Persistence

Datalake is an accelerator specific to power utilities. When enabled, it can be accessed via the menu button (

) in the top-left corner of the Utilihive Console.

Datalake uses an object store for raw file storage and a columnar database for storing tabular data.

Object Store

All file objects, such as raw messages, archived or exported tabular data, workflow outputs and backups are stored in an object store.

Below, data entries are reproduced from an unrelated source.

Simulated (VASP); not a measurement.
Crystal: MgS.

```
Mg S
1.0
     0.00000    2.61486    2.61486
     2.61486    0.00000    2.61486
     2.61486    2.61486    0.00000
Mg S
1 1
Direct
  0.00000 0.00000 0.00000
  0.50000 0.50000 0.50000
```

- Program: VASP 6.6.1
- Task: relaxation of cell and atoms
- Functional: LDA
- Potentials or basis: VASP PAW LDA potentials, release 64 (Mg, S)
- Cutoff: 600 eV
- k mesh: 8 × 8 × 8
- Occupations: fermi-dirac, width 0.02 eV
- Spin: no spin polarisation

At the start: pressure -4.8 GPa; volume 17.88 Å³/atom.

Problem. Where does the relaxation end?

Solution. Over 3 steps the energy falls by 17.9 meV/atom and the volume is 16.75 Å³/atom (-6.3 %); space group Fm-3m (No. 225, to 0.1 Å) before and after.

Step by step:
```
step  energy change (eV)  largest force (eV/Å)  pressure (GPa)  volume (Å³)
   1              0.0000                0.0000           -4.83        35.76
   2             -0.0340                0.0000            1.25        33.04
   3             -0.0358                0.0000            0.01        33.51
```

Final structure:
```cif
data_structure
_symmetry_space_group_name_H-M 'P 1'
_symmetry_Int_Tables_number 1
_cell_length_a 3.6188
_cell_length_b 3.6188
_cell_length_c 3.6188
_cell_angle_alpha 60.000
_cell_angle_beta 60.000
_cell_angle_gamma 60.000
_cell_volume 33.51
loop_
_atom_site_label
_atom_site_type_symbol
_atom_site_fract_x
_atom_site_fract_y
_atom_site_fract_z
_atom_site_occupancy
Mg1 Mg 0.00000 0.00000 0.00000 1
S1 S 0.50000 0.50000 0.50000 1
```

The object store is not maintained by the Datalake service and must be provided by the platform. For installations on cloud platforms, Datalake provisions and uses the object store offered by the cloud provider.

Tabular Storage

Datalake stores tabular data in Clickhouse across two databases:

Time series data derived from core data models are stored in the default database and is fully managed by Datalake. All tables and columns are documented through comments.
Auxiliary data may be stored in a separate workspace database, allowing users to enrich and join time series data with custom datasets.

Time Series State Tables

The state of each observation type is managed in a separate table with schema semantics for deduplication and soft-deleting entries. For instance, when posting dataPoints on a source and seriesId that already contains data on the given time index, the new dataPoints replace the state of the previous ones.

The state is eventually consistent, meaning that queries that target fresh data and need to operate over the correct state must make sure to select the latest version and filter out rows marked as deleted in the query.

Each table may derive its own set of derived tables (Clickhouse materialized views) for query optimizations or be further extended at query-time by regular views.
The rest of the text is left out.